Analysis: Political funding and donations by the Big Four
The Australian Electoral Commission has released its political donation data for the 2021-22 financial year, with the Big Four once again splashing out in support of political leaders and parties. A deep-dive into where and how the country’s four largest accounting and consulting firms donate.
The Big Four have again featured toward the top of the donor’s list according to the latest Australian Electoral Commission (AEC) data release on political funding, together channeling a combined $860,000 in declared donations to Australia’s major parties. As is often the case in an election year, the figure is greater than the $655,000 sum reported to have been given over the previous financial year, although the difference in spending is far narrower than originally stated.
Amended only at the very end of last year, there was a significant discrepancy between EY’s original 2020/21 financial year submission – released by the AEC and reported on this time last year – and the updated sum of $142,000, which corresponds to the listed receipts.
Despite leading its peers for audit quality, it appears EY had overlooked $66,000 worth of donations to Queensland labor. Last year’s true figure then is $725,000, with the uptick exclusively attributable to Deloitte.
Regardless, disclosures for the 2021/22 financial period to July – released now eight months after the federal election – show that PwC once again led the way among its peers in terms of hand-outs, with $246,500 donated, just slightly ahead of the $240,000 given by KPMG. While these figures are consistent with the previous period, when both firms bumped up their spend by about $75,000, it was Deloitte’s significant increase which lifted the overall combined tally.
The least-giving political donor among the Big Four since 2015, Deloitte over the past financial year upped its budget from a shade under $100,000 to almost equal that of PwC and KPMG – such that three of the Big Four occupied three out of four consecutive slots on the rankings list for the largest corporate or individual donors in 2021/22. Ernst & Young meanwhile ultimately decreased its outlay by around $12,000 – giving barely half of that compared to its rivals if the figures can be trusted.
Donations: Labor versus Liberal
The division in donations directed to each major party and differences among the firms was particularly intriguing, especially in light of Labor’s vow to drastically slash the government’s consulting spend. In 2020/21 prior to the full election build-up, their donations were almost evenly split between the Coalition and ALP.
While PwC, the largest political donor of the quartet with almost $2 million given since 2015, largely maintained this approach alongside KPMG (albeit slightly geared to the right), the Deloitte and EY figures reveal a greater bias – but tilted in different directions.

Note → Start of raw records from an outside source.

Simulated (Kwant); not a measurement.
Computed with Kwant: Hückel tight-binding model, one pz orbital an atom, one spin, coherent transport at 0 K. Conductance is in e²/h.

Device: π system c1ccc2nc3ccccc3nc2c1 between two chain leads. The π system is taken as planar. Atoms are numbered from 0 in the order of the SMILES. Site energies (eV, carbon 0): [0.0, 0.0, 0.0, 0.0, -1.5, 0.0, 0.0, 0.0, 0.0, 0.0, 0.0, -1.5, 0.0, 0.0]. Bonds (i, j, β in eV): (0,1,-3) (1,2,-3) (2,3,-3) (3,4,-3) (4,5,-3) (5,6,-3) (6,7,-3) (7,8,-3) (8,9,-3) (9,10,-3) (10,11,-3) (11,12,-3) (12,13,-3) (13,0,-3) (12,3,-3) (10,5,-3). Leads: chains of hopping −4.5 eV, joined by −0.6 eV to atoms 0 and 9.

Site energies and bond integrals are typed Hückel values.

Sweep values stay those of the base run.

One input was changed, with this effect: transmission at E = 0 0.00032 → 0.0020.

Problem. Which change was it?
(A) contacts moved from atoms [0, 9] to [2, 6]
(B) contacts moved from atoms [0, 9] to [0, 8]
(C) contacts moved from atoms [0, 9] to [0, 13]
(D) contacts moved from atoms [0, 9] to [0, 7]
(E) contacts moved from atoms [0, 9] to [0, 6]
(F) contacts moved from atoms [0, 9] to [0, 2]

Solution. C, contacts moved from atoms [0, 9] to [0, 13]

Of the $240,000 donated by Deloitte, almost $150,000 of that was gifted to the various federal and state branches of the Liberal and National parties, with only around $90,000 handed over to their Labor counterparts, including $13,750 of that total given to Labor’s WA branch post-election. EY on the other hand recorded a roughly $100,000 - $30,000 split in Labor’s favour, although, again, more than half of Labor’s total was donated post-election, in both Queensland and WA.
Looking closer
Such variances in the dates and location of donations highlights the problematic nature of drawing election-year conclusions from the headline national annual totals alone, as by digging deeper the data can paint a somewhat different picture. For example, PwC – which has had strong personal links to the Liberal party among its upper echelons in the past – gave some $53,000 to federal Liberal in the month of the election, compared to a paltry $500 bucks forked over to Labor.
On a similar note, while the aggregate total has been distributed fairly evenly between ‘Liberal’ and ‘Labor’, a deeper dive reveals different parties in particular states to be the major beneficiaries, skewering the national figure. Here, the Labor party’s WA branch, which governs Australia’s mining capital with an overwhelming majority, received more than a quarter of all Big Four Labor donations at state or federal level, and around a third of those given to ‘Labor’ by PwC.
Meanwhile, on the other side of the continent, the incumbent NSW Liberal party – which continues to face criticism for its ballooning consultancy bill – raked in approximately $80,000, with EY its most generous benefactor in handing over more than $30,000. Looking more closely then at a breakdown of EY’s donor activities, and just three state entities – the Queensland and WA Labor branches and NSW Liberal – received close to 70 percent of its $130,000 total.
Elsewhere
The cash given by the Big Four places these firms a fair way ahead in terms of their largesse compared to a number of organisations which generally draw a great deal more scrutiny as to political influence, such as those from the mining & resources sector. Inpex and Santos each donated around the $150,000 mark, while Woodside and Adani were closer to $100,000. The Minerals Council of Australia (of which the Big Four bar Deloitte are members), however tipped in close to a quarter of a million.
Meanwhile, outside of a single, mysterious $24,000 donation from McKinsey & Company to the ALP in February last year, no other major management consultancy or mid-tier accounting and advisory network is registered as having given a direct donation to either major party above the $14,500 declaration cut-off. Though one lesser known consultancy, Nexus, which describes itself as the nation’s “leading corporate advisory & public affairs firm”, did donate more than $120,000.
Dark money
Still, with the disclosure thresholds as they currently stand together with loopholes such as the opaque ‘other receipts’ income category, it’s difficult to gain a true picture of the movement of funds between corporate Australia and the nation’s leading political parties. According to Australian Democracy Network’ sums, some 40 percent of the total funding raised among the major parties in 2021/22 – or almost $120 million – was so-called ‘dark money’, with no publicly identifiable source.
Speaking of the “many millions in financial contributions obscured entirely from public view,” Alice Drury, acting legal director of the Human Rights Law Centre, a member of Australian Democracy Network, said, “This situation is all perfectly legal under federal electoral laws, which are the weakest in the country. We need greater transparency, of course, but that alone won’t change our politics. We also need caps on election spending and bans on large political donations altogether.”